Yes, that’s the name of this game. Dragon Ball Z Shin Budokai Another Road. Not content with just tacking a number on the end of each new game, Atari’s chosen to turn its Dragon Ball sequels into an increasingly confusing mess of strung-together pseudo-Japanese.
The Shin Budokai part indicates that this is the sequel to last year’s PSP game of the similar name, which in turn sprang from Budokai Tenkaichi, the console game from 2005 or so. Another Road means it has a different single-player game, but otherwise it’s largely the same DBZ fighter, albeit in snappy widescreen form.

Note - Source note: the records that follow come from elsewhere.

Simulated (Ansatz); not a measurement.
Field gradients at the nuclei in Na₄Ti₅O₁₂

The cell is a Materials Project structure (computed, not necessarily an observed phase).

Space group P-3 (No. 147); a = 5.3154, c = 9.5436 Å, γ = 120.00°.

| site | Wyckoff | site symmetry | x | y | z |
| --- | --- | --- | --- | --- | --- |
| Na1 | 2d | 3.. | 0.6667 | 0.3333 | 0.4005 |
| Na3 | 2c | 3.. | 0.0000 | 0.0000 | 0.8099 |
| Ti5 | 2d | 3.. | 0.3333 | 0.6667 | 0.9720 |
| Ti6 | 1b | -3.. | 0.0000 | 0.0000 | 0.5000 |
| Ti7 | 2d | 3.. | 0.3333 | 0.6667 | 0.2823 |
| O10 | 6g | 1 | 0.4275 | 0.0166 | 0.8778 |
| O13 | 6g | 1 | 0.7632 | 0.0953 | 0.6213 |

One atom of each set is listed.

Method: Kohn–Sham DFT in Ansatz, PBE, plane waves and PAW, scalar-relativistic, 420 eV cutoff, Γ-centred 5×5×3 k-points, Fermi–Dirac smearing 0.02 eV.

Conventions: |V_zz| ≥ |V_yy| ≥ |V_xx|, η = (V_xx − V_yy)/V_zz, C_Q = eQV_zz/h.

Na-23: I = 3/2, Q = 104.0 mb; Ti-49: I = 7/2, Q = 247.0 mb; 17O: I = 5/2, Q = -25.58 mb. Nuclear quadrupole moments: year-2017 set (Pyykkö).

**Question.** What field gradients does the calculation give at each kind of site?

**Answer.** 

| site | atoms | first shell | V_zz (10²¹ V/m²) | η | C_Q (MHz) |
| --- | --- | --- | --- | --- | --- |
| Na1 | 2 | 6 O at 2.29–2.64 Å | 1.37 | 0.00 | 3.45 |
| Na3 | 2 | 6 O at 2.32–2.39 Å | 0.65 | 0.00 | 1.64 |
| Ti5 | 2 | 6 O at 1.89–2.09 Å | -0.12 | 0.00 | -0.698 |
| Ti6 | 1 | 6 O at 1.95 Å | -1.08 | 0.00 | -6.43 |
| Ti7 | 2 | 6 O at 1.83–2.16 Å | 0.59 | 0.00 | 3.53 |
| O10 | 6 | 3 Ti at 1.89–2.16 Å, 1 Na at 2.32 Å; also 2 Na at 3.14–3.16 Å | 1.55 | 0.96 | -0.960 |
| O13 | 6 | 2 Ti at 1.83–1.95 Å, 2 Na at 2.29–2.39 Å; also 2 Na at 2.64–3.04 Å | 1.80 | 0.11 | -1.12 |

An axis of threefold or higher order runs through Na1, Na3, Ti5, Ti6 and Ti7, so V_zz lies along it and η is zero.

If that new single-player game is meant to be the primary draw, then we have a problem here. Another Road’s solo mode is about one-quarter gameplay and three-quarters sitting through cutscenes and load times. That gameplay’s pretty decent – the Budokai series has come a long way from a bad beginning back in 2002 – but there’s not quite enough of it to matter.
The Road Warriors
Another Road’s campaign mode stars Trunks, the time-traveling fighter who shows up later along in the DBZ saga. (Specifically, if you’re a fan of the series, it’s the non-sword-wielding short-haired future Trunks in the Vegeta-looking outfit.) The story’s technically original, but nothing too complicated – he has to go back in time and drag several characters to the future to beat up a new crew of cosmic villains.
That opens up the chance to use several different characters in the story mode, which is a nice touch, since some earlier games have been a little short on variety in that department. Either way, though, the characters you play with aren’t an issue compared to how long it takes to actually play with them.
The individual load times in the campaign mode aren’t much. Any given wait won’t last more than six or eight seconds. The problem is there’s a lot of those six-second waits. Wait for the chapter select screen. Wait for a story cinema. Wait for the character select menu. Wait for the mission select menu. Wait for the mission tutorial. Wait for the mission itself. Wait for the fight that follows. Wait for the booster card select screen. Wait for the mission overworld again. And so on.
Add all that up and you get a lot more time spent waiting than fighting. It’s especially bad in the early levels, where most players should be able to crush the AI in a matter of seconds. Another Road needs some of those mini-game widgets that Namco used to use for its loading screens – heaven knows Atari has the rights to plenty of raw material. There’s a little action-strategy mode that serves to link together different fights (your hero flies around protecting features of the landscape before heading out to face down a villain one-on-one), but it’s too repetitive to prove more than another barrier to the actual fighting.
Why We Fight
As for the wireless multiplayer game, if you’ve played a recent Budokai, you have a basic idea of what’s in store. DIMPS has tightened up the movement controls and combo balancing in more recent examples of the series, so there are many viable tactics beyond “mash out combo, finish with great big energy blast.” A good player can get a handle on the sidestep or special defense controls and dash rings around someone who just keeps moving forward.
As you’d expect, Another Road adds several characters to the first Shin Budokai lineup, but they’re mostly solid, original additions, which is a little unexpected. (Future Gohan, surprisingly, is new to the Budokai series at large, and a pretty interesting character to play besides.) Most of the returning characters haven’t changed a great deal, though, which may or may not be a drawback according to some perspectives. On the one hand, they’re easy to pick up and play again; on the other hand, they’re not very interesting to relearn, and some of the characters that seemed overpowered in the first game clearly still have the same problem.
Though most players have probably long since gotten used to it, Budokai’s version of full 3D movement is still a little odd. Up-and-down movement is semi-automatic, so you can knock an opponent into the air and meet them there, but only by moving “forward” in a straight line toward them. It’s frustrating not to be able to choose your own altitude, but then there are only so many control inputs to go around.
One for the Road
Balance all this out and you have a game that’s best for portable competition. The solo mode tries, but it’s not $40 worth of fun, especially if portability isn’t a priority. (Atari’s console Budokais have done as much or more with their single-player games already, and improved editions come out at a regular one-a-year clip.)
Wireless warriors should snap this one up – despite some flaws, there are lots of new options for showing off your skills against other human opponents. Everyone else may as well pick up one of the earlier (and likely much cheaper) games instead.